Saturday 16th February 6pm
Light Reading - Lovid
316 Bethnal Green Road, London E2 OAG
Tickets are £4 if pre booked or £5 on the door, places are limited so  
booking is recommended.
Please RSVP to James at courses at nowhere-lab.org or call 02073723925

LoVid (Tali Hinkis and Kyle Lapidus) will present their work with  
analog audio/video synthesizers and discuss their conceptual,  
technical, and aesthetic interests. The focus of the presentation will  
be LoVid's approach to technology as an extension of the human body  
and gesture as well as the development of man-machine interaction in  
the context of technological advancement. Some themes will include  
hardware video, Wireful aesthetics, and retro-futurism, as well as  
historical and contemporary artists working with similar techniques  
and ideas. LoVid will perform with their wearable A/V synthesizer,  
Coat of Embrace: Created in 2006, the instrument is inspired by early  
experimentation with image processing as well as current trends in DIY  
and hacker culture. Coat of Embrace is functionally related to LoVid's  
previous A/V synth, Sync Armonica, and draws on concepts and feel  
developed in the VideoWear, while getting middle ages preliterate,  
real old school. The instrument transforms raw electric current into  
mesmerizing colors and patterns with an enveloping sound.

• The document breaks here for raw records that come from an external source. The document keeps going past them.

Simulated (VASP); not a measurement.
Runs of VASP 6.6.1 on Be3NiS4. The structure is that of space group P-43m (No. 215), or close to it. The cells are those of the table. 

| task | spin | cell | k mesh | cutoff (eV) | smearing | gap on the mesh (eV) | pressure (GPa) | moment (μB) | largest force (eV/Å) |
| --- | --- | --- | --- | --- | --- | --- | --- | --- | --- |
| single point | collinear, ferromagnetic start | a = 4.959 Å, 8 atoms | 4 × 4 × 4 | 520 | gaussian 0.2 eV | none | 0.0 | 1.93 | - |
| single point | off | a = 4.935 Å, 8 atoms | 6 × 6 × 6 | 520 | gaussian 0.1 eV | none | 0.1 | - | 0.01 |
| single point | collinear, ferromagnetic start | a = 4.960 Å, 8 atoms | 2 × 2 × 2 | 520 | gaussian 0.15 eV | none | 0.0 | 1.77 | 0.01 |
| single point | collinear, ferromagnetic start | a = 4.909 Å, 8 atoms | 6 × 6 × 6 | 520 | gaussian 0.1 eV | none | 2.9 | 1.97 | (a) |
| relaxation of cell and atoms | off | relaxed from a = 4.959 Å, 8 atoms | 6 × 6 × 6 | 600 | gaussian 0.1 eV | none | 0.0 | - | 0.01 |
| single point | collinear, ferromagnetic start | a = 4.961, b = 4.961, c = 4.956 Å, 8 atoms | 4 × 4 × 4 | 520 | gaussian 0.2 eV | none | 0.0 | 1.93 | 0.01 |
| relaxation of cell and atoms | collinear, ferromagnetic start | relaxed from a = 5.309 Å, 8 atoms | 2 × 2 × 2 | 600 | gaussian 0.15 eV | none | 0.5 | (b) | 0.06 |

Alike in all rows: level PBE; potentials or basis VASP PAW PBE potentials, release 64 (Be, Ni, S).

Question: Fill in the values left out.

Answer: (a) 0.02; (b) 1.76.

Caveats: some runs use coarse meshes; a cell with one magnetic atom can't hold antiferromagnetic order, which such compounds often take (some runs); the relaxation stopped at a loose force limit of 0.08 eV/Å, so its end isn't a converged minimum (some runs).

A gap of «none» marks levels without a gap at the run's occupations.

LoVid (Tali Hinkis and Kyle Lapidus) overwhelms the senses with new  
media in their performances, videos, objects, and installations.   
LoVid has toured the US and Europe extensively performing, exhibiting,  
and lecturing at PS1, The Neuberger Museum, The Butler Institute of  
American Art , Exit Art, Evolution Festival (UK), The Kitchen, RISD,  
Massachusetts College of Art, Kansas City Art Institute, Chicago Art  
Institute, Cincinnati Art Institute, Oberlin, University of Wisconsin,  
FACT, Futuresonic Festival (UK), The New Museum of Contemporary Art,  
Ocularis, and Institute of Contemporary Art London among many others.   
LoVid has been artist in residence at Eyebeam, Harvestworks, iEAR, and  
Alfred University, has received grants and awards from Experimental TV  
Center, NYSCA, Foundation for Contemporary Arts, turbulence.org   and  
Greenwall Foundation, and is a free103Point9 transmission artist.